Cam Talbot came to New York Rangers training camp last September trying to prove he was an NHL-caliber goaltender. He'll be back this September trying to show his performance as Henrik Lundqvist's backup in 2013-14 was no fluke.
Talbot got his first chance to play in the NHL last October as a 26-year-old rookie after Martin Biron retired, and he made the most of it. The former Alabama-Huntsville goaltender went 12-6-1 with a 1.64 goals-against average, a save percentage of .941 and three shutouts.
He told BlueshirtsUnited.com his goal for this season is to show he's not a one-hit wonder.
"I think the last few years I've come into camp in good shape and I've been fairly ready, but they've had two pretty good goalies ahead of me and it wasn't my time," Talbot said. "This year coming up, I have to prove that last year wasn't a fluke. I think a lot of people are going to think I came in and played a little bit beyond my range last year, and it's my goal to go out and prove them wrong."
Talbot saw action in 21 games. When he wasn't playing, he said he was watching and learning from Lundqvist, one of the NHL's elite goaltenders.
"Work ethic on and off the ice, I think that's the biggest thing," he said when asked what he learned most by watching the winningest goaltender in franchise history on a daily basis. "You see how much Henrik competes even just at practice. When he gets scored on at practice, he's just as mad as when he gets scored on in a game. I think that's the biggest thing; your compete level all the time has to be high because what you do in practice carries over into a game. You can see that it carries over in his game, and that's the biggest thing I want to take for my game is to work as hard as I can on and off the ice and translate that into good performances in games."
Talbot's role in the Stanley Cup Playoffs was limited to two relief appearances before he broke his hand and wasn't able to dress for the Stanley Cup Final.
"It was really frustrating," he said of having to watch his teammates take the ice without him during the five-game loss to the Los Angeles Kings. "You're there with the guys all year, battling with them, practicing hard, working your butt off in the gym. It's hard to take a back seat at that stage of the season. I would have loved to have been out there with them, but they still made me feel like part of the team."
Among the highlights of Talbot's first season was his NHL debut against the Philadelphia Flyers on Oct. 24, his first NHL victory against the Detroit Red Wings two nights later, and his first NHL shutout, a 1-0 victory against the Montreal Canadiens at Bell Centre on Nov. 16.

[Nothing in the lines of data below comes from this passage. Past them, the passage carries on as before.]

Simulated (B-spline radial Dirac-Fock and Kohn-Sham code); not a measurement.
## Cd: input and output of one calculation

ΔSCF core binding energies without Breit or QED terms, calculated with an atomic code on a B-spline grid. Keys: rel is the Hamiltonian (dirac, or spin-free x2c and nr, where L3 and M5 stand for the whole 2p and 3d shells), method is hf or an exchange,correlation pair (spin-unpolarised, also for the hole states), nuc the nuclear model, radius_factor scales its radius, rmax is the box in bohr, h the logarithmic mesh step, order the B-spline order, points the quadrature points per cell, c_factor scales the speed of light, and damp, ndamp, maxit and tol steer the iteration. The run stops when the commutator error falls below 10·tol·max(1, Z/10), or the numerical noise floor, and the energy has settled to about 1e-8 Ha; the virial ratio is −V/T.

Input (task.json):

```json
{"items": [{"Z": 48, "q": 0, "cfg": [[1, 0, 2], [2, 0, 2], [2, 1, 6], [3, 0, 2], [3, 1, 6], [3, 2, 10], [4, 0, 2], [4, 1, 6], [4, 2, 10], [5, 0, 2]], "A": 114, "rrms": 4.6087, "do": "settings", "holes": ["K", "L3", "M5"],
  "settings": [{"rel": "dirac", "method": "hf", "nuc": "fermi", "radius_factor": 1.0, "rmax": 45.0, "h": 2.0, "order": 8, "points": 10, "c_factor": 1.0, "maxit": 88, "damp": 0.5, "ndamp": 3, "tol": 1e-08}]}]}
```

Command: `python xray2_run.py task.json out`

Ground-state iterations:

The win in Montreal had a little extra meaning to Talbot.
"Montreal was my favorite team growing up and I always idolized Patrick Roy, so to do it in that building was pretty special for me," he said. "I always wanted to wear No. 33 growing up; I idolized Patrick Roy. He always seemed to come up big in the biggest games. He was always a big competitor, and that's what I wanted to model my game after."